Monday, April 10

Free as in Beer Java HTML Parsers

No, I'm not talking parsley, I'm talking parsing, not to be confused with one of my favorite grassy food garnishes. Looking to do some work in HTML? Let's talk options. First, let's face it-- Sun's sux. You'd think Sun would include a decent HTML parser in the core libraries, but they don't. The Swing HTML Parser is a joke. So, we'll be going open source for some industrial strength workhorses.

There's something for (almost) everyone's parsing needs. Does it need to be fast, work on anything, and have access to the DOM? You can't have everything! If its DOM you want you are going to take a performance hit -- its going to be less reliable and slower because HTML docs are messy. For my current situation I need a DOM tree, so I am going to focus primarily on those solutions. For those of you who want a fast, non-tree based tag parser, you might take a look at Jericho HTML parser, but I haven't used it. Now, on to the DOM Parsers!

Here are the top three free Java HTML parsers (tree based), to my knowledge:
Let's start with the basics. Nutch (The "NPR of Search Engines") uses NekoHTML and TagSoup as its primary supported parsers. Here are some recent benchmarks (March 06) I ran across from the Nutch user mailing list (they were running into problems with Neko hanging). The benchmarks are from recent, but not the latest versions of these two parsers. Here's the summary:

NekoHTML is faster than TagSoup, but TagSoup parses almost anything and is generally more reliable.
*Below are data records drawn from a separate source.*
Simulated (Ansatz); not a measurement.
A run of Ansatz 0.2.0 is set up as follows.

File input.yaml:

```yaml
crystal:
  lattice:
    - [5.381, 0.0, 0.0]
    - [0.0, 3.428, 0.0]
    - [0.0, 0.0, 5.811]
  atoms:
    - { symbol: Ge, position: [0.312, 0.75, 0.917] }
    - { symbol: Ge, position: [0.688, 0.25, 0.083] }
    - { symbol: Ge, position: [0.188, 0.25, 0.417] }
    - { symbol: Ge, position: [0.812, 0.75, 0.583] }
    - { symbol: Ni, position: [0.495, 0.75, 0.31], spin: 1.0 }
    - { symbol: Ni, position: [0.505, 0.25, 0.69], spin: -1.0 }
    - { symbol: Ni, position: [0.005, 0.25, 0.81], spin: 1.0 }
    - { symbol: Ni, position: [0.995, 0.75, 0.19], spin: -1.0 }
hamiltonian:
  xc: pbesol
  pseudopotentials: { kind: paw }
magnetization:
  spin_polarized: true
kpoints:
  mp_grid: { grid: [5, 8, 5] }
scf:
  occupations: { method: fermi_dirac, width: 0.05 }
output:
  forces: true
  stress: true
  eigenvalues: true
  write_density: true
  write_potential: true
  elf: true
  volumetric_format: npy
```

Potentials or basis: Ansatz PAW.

I think its fair to say that Neko and TagSoup are the two most popular. I'm not sure who actually uses HTML Parser... but I haven't run into one yet in production. According to the above benchmarks it didn't distinguish itself in either speed or memory, consistingly taking longer to parse and using more memory than its competitors.

Another project worth mentioning is JTidy. JTidy is a HTML cleaner and formatter -- and a gosh darn good one at that. In the process of cleaning it also happens to parse the HTML and so it can also be used as a parser. It is in the Nutch Sandbox, but it isn't "supported." I have heard of projects using it (mostly for testing) and it is reportedly a very reliable tool that produces DOM / XTML from otherwise rubbish code. However, I haven't used it -- so you'll have to do your own research with that one.

Happy HTML chopping-- keep those knives sharp and practice safe error handling!

1 comment:

  1. I went from TagSoup to NekoHTML a few weeks ago after using TagSoup for about 2 years in a project. NekoHTML 1.9.12 release seems to be a lot more correct than TagSoup. TagSoup seems to be now a dead project as there haven't been any changes since 2007.